Did Aaron Rodgers hinder the Chicago Bears offense?
By Peter Jurich
Should we have foreseen the issues on offense the Chicago Bears are currently experiencing? Let’s take a look back at history, shall we?
After firing head coach Mike McCarthy during the 2018 NFL season, quarterback Aaron Rodgers and the Green Bay Packers were at a crossroads. Rodgers, already an MVP and a Super Bowl champion at the time, had many problems with how McCarthy ran the team and the offense specifically. According to a detailed Bleacher Report article from 2019, “the worst kept secret [in Green Bay] was that Rodgers seemed to loathe his coach from the moment McCarthy was hired.”
In the wake of this public drama, the Packers hired former Tennessee Titans offensive coordinator Matt Lafleur. At the time, Lafleur was not a big-name candidate, but as a disciple of the Sean McVay/Kyle Shanahan coaching tree, there was optimism that Lafleur would bring balance and creativity to the Packers offense. The Packers’ offense certainly had the talent to be competitive, but in a scheme that took Jared Goff and Matt Ryan to Super Bowls, there was hope that Rodgers would truly flourish.

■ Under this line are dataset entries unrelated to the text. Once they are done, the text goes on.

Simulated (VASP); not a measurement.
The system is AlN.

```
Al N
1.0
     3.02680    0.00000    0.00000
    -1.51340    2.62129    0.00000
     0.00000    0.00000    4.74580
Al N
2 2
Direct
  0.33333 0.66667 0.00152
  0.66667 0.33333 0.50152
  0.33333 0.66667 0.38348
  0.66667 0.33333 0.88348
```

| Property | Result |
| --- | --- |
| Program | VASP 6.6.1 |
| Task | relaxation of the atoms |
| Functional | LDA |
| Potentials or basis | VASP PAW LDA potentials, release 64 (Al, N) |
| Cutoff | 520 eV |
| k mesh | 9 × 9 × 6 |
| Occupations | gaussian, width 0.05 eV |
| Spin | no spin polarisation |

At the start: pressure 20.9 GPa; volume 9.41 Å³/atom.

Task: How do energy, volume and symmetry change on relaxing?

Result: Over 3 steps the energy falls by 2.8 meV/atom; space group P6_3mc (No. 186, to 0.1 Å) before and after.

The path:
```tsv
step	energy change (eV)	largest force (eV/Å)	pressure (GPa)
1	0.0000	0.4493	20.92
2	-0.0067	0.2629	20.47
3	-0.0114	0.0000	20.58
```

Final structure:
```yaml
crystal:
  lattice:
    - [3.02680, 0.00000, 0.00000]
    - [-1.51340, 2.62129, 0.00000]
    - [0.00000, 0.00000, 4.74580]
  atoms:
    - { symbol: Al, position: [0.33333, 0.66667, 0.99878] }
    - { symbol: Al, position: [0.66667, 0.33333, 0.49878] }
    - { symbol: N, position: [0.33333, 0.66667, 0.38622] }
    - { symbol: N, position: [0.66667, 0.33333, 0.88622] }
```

The Matt LaFleur coaching tree is already spreading across the NFL
Fast forward a little over three years from the hire of Matt Lafleur and Aaron Rodgers is coming off back-to-back league MVP seasons. But in 2022, the Packers’ offense does not look the same as in recent history, and there are a lot of reasons why. Star receiver Davante Adams left Green Bay for Las Vegas in free agency, leaving Rodgers with a strong run game but few weapons to target in the passing game. Rodgers also lost his offensive coordinator and quarterbacks coach who he had been working with since Matt Lafleur was hired in 2019.
Nathaniel Hackett, the former offensive coordinator, took the head coaching job in Denver and eventually landed Russell Wilson, and former Packers’ quarterback coach Luke Getsy became the Bears’ offensive coordinator to help develop Justin Fields. Early in everyone’s first season away from each other, it seems that no one is thriving on their own.